Reputation: 3455
I begin to learn re
module. First I'll show the original code:
import re
cheesetext = u'''<tag>I love cheese.</tag>
<tag>Yeah, cheese is all I need.</tag>
<tag>But let me explain one thing.</tag>
<tag>Cheese is REALLY I need.</tag>
<tag>And the last thing I'd like to say...</tag>
<tag>Everyone can like cheese.</tag>
<tag>It's a question of the time, I think.</tag>'''
def action1(source):
regex = u'<tag>(.*?)</tag>'
pattern = re.compile(regex, re.UNICODE | re.DOTALL | re.IGNORECASE)
result = pattern.findall(source)
return(result)
def action2(match, source):
pattern = re.compile(match, re.UNICODE | re.DOTALL | re.IGNORECASE)
result = bool(pattern.findall(source))
return(result)
result = action1(cheesetext)
result = [item for item in result if action2(u'cheese', item)]
print result
>>> [u'I love cheese.', u'Yeah, cheese is all I need.', u'Cheese is REALLY I need.', u'Everyone can like cheese.']
And now what I need. I need to do the same thing using one regex. It was an example, I have to process much more information than these cheesy texts. :-) Is it possible to combine these two actions in one regex? So the question is: how can I use conditions in regex?
Upvotes: 0
Views: 1952
Reputation: 20270
>>> p = u'<tag>((?:(?!</tag>).)*cheese.*?)</tag>'
>>> patt = re.compile(p, re.UNICODE | re.DOTALL | re.IGNORECASE)
>>> patt.findall(cheesetext)
[u'I love cheese.', u'Yeah, cheese is all I need.', u'Cheese is REALLY I need.', u'Everyone can like cheese.']
This uses a negative-lookahead assertion. A good explanation of this is given by Tim Pietzcker in this question.
Upvotes: 2
Reputation: 694
I propose to use look foward to check you don't get a </tag>
inside
re.findall(r'<tag>((?:(?!</tag>).)*?cheese(?:(?!</tag>).)*?)</tag>', cheesetext)
Upvotes: 1
Reputation: 10717
You can use |
.
>>> import re
>>> m = re.compile("(Hello|Goodbye) World")

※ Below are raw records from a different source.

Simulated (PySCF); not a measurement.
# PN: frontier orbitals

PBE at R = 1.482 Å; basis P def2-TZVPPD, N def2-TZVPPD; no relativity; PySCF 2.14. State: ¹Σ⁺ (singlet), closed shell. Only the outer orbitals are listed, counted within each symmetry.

>>> m.match("Hello World")
<_sre.SRE_Match object at 0x01ECF960>
>>> m.match("Goodbye World")
<_sre.SRE_Match object at 0x01ECF9E0>
>>> m.match("foobar")
>>> m.match("Hello World").groups()
('Hello',)
In addition, if you need actual conditions, you can use conditionals on previously matched groups with (?=...)
, (?!...)
, (?P=name)
and friends. See Python's re module docs.
Upvotes: 1